Attorneys general from 20 states celebrated[1] on Monday when a district court judge in Seattle extended an injunction against the sharing of 3-D printed gun blueprints[2] online. But their victory lap was short-lived. On Tuesday afternoon, Cody Wilson, founder of the open-source gun-printing advocacy group Defense Distributed[3], announced he would begin selling the blueprints directly to people who want them.
Wilson said that while the preliminary injunction forbade him to share the files online for free, it expressly allowed him to sell them. At a news conference Tuesday[4], Wilson periodically stopped talking to check his phone when a new sale came through.
This technicality, legal experts say, really does allow Wilson to sell his blueprints. The legally tricky part is verifying that his customers are all US citizens; if not, he'll be in violation of US export law.
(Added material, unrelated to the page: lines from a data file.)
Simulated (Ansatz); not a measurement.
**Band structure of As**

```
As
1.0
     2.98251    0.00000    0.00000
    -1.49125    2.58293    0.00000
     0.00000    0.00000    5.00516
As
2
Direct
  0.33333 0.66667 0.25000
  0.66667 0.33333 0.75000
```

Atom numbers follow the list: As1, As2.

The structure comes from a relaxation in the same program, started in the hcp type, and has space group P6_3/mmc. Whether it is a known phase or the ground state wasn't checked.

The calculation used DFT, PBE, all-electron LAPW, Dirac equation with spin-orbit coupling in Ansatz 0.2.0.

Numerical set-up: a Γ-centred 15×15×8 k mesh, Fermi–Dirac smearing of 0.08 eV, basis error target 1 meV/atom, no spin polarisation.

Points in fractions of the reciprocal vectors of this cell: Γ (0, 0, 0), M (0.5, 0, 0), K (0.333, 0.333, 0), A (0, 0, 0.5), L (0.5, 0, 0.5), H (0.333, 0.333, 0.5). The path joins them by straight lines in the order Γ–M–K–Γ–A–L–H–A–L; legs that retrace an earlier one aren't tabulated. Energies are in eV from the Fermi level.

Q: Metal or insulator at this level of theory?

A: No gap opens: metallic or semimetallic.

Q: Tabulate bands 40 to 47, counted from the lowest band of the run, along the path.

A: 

But the distinction between selling the blueprints and uploading them online for free underscores the problems with the current legal battle against DIY guns. The current injunction came after a last-ditch effort[5] to ban the plans, but was never the optimal way to prevent 3-D printed gun proliferation. To do that will require legislation, state or federal, expressly forbidding the downloading and sharing of DIY blueprints, as well as the actual printing of plastic guns.
The Limits of Lawsuits
The government’s case against Defense Distributed centers on export law, and a deal Wilson struck with the State Department back in July[6]. Until July, DIY gun blueprints were considered a “deemed export” by the Department of Defense, which meant that uploading them online was the same as exporting them internationally. Wilson had argued that defining online data as an arms export violated free speech.